Usually, it's the Saturday following Labor Day.  But I need to check out some beach stuff....so, it might be the 8th, or more likely the 15th. 

If on the 15th, we will probably not be able to use the www.avonpavilion.com for lunch.  But according to my principal, the www.columnsnj.com should be open.

(The Avon Pavilion is right next to our beach sand, but the Columns by the Sea is across the street....)

I'll post more info later.  Last year we just ate stuff we brought.  They year before, we ate at the Avon Pavilion....

A rumor around here is the beach will NOT be free the week end following Labor Day.  (And it will be very busy....worse than Charles picture he posted here a few months ago. 

( If you are not from the NE.....most beaches in NJ have a charge to get on. They also have rules....like you never heard of before.  No smoking except in roped off areas, no this or that..... (In Spring Lake, you can't even eat on the beach).  In Bay Head, the city manager didn't like the smell of a salami sub last year....no food this year....but we can eat & drink ( soft stuff) in Avon )

Stay tuned.........


----------



## JeffW (Aug 22, 2007)

Count myself and my wife Lynne in.  

Jeff


----------



## IreneLF (Aug 22, 2007)

Thanks Ken, Mike and I hope to be there as long as the date works.


----------



## Pat H (Aug 22, 2007)

I can make the 15th but not the 8th. I'll see if my sister can make it again. I might even bring Hunter (8 month old grandson) and my Mom.


----------



## wackymother (Aug 22, 2007)

I'd love to come but not sure I can persuade DH. Is anyone coming from northern NJ or NYC?


----------



## suskey (Aug 22, 2007)

HI-

I can make the 15th, but not the 8th.

Susan


----------



## ownsmany (Aug 22, 2007)

*I'd like to come.*

I'd like to come also.  I'm sure DH won't though.  I'd like to meet some fellow tuggers.
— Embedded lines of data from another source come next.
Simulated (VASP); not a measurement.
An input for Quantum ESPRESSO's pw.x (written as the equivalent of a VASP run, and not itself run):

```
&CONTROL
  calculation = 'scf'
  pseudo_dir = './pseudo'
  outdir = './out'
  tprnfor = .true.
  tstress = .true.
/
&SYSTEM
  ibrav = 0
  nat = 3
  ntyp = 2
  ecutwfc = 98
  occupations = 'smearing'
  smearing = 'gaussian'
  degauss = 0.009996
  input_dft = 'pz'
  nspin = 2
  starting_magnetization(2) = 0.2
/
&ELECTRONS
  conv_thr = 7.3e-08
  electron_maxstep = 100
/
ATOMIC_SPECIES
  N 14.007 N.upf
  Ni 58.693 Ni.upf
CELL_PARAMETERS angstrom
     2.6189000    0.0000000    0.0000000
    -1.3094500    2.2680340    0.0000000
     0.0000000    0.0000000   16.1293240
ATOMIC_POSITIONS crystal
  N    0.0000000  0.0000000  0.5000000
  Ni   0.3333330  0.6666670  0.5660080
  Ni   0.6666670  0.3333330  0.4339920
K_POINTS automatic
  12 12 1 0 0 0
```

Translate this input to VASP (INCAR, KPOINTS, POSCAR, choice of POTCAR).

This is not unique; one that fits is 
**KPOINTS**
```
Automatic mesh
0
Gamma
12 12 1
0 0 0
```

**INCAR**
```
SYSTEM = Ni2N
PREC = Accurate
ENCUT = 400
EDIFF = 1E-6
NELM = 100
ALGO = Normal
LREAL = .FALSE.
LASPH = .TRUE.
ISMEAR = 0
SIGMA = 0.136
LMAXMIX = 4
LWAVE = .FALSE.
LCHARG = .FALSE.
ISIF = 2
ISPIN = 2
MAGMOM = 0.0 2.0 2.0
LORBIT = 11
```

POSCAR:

How far from the Phila area is Avon?


----------



## Pat H (Aug 22, 2007)

wackymother said:


> I'd love to come but not sure I can persuade DH. Is anyone coming from northern NJ or NYC?



We might be coming from Wayne.


----------



## wackymother (Aug 22, 2007)

Pat H said:


> We might be coming from Wayne.



That would be great! I just asked DH and he seems like he's into coming to the get-together, too, so let's see how it unfolds. Thanks!


----------



## IreneLF (Aug 22, 2007)

Wacky, My DH can talk teacher stuff with your DH. He can't talk timeshares and was worried about coming last yr I think because of that but thanks to Pat's sister he had a great time )  He's hoping to see Maureen again.
(I guess the rest of us are chopped liver)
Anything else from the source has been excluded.